Flags will continue to fly at half mast for the next week, in honour of a man who served this community for decades through the Maple Ridge fire department.
Services will be held on Saturday, Sept. 7, for Richard Purdey, the 65-year-old former Maple Ridge deputy fire chief who passed away of a heart attack on Aug. 22.
Like his father Stan, one of the founding members of the Maple Ridge fire department, Purdey was a "devoted" firefighter much of his life, first starting as a volunteer and eventually climbing the ladder to deputy chief.
"He was one of the builders of this department - a long-time member," fire chief Dane Spence said of his late colleague and friend.
"He had deep roots in the fire department... he gave his working life to the community. He was always extremely committed to the people of Maple Ridge, and even in death he is still giving, now as an organ donor."
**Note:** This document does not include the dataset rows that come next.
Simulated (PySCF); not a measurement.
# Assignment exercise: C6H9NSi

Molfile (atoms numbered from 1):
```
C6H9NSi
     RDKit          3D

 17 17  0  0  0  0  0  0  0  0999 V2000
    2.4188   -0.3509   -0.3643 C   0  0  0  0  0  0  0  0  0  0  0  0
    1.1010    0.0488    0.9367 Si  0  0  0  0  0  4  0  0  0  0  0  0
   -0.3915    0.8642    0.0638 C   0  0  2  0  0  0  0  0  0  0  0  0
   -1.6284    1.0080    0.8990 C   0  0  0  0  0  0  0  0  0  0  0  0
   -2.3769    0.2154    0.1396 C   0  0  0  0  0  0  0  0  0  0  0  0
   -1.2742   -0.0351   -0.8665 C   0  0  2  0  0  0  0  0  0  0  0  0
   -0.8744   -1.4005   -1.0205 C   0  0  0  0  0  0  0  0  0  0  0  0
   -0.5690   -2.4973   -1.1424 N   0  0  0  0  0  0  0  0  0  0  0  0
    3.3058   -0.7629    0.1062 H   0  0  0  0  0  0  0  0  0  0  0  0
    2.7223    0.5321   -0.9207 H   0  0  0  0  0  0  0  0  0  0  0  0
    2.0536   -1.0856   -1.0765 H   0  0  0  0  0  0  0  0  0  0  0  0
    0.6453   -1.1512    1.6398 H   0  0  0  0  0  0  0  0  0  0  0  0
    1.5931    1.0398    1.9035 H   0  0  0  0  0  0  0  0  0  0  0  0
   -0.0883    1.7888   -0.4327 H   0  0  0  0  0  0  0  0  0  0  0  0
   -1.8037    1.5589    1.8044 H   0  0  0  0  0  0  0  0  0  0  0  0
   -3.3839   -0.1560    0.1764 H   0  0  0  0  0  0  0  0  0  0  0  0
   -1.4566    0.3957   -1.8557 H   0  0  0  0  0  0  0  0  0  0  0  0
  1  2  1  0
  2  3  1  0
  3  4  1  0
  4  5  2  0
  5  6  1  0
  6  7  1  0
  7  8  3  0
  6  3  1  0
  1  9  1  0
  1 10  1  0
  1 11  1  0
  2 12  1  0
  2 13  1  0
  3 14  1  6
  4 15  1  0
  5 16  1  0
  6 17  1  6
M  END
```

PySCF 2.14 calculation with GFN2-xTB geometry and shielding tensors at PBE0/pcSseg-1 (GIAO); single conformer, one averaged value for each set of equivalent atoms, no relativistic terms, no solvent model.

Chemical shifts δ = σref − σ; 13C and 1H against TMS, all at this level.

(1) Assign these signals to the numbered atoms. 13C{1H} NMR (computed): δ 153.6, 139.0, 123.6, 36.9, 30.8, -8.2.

Purdey started with the local fire department as a volunteer in 1968, then after working for a time with the Riverview fire department (which was later rolled into the Coquitlam fire service), he joined the full-time staff in Maple Ridge during 1986, as the new fire inspector.
In 1991, he was promoted to deputy chief - first working under chief Paul Steine and then Pat Brooks - and remained a leader of the team until retiring in 1998.
"He was extremely well respected and looked up to by many of the members," said Spence, noting he was one of the earliest and strongest advocates for debriefing and implementing a system that recognized and treated members for critical incident stress after nasty situations.
Though he retired 15 years ago, Purdey remained a fixture at the local fire department, even visiting the hall the morning of his death.
"The fire department was a huge part of Richard's life, without question," Spence said, noting that, in recent years, he'd been spending half of the year in Mexico.
Maple Ridge Mayor Ernie Daykin said Purdey's passing is a loss for the community.
"He was far too young," said Daykin, who knew of Purdey growing up, but never really got to know him until Purdey started at the local firehall.
"It's confession time," Daykin said, admitting one of his first real introductions to Purdey was when - in the late 1980s - he and his wife Judy were still running the Windsor Plywood store in Albion.
Daykin had decided to burn a pile of scrap lumber and old, broken pallets behind his shop on River Road. Flames raging, Daykin was tending
the fire when, suddenly, he turned around to unexpectedly find Purdey standing beside him.
"You can't be doing that," Purdey told him, explaining that he'd seen the plumes of smoke from his Tamarack Lane deck.
"Just don't do it again.
I have my eye on you," Purdey said, leaving Daykin with a $100 ticket that they would joke about for years to come.
Recognizing that Purdey was a big part of the firefighting community, Daykin described him as a fixture during his time transitioning from a volunteer to paid firefighter and beyond, and credited Purdey for helping to steer through some difficult times of growth and evolution.
"He was a character,"
Daykin added, recalling how he would often see Purdey "givin' 'er" through town in his red fire-department-issued station wagon on his way to call after call.
"Some thought him gruff and rough, but he was fair, too," Daykin said. "He was serious and firm, but he had a good sense of humour... Deep down, he was a good, funny guy."
As part of the tribute for Purdey, the flags in front of the main firehall will be flown at half mast until the evening of his service.
The service is being held at Maple Ridge Alliance Church, at 203rd Street and Dewdney Trunk Road, on Sept. 7 at 11 a.m. He was predeceased by his wife Brenda, and survived by his daughters Morgan and Erin, as well as his brothers Don and Graham, the latter who also served with the Maple Ridge fire department for a dozen years.
In lieu of flowers, people are asked to make a donation in Purdey's name to the Ridge Meadows Hospice Society.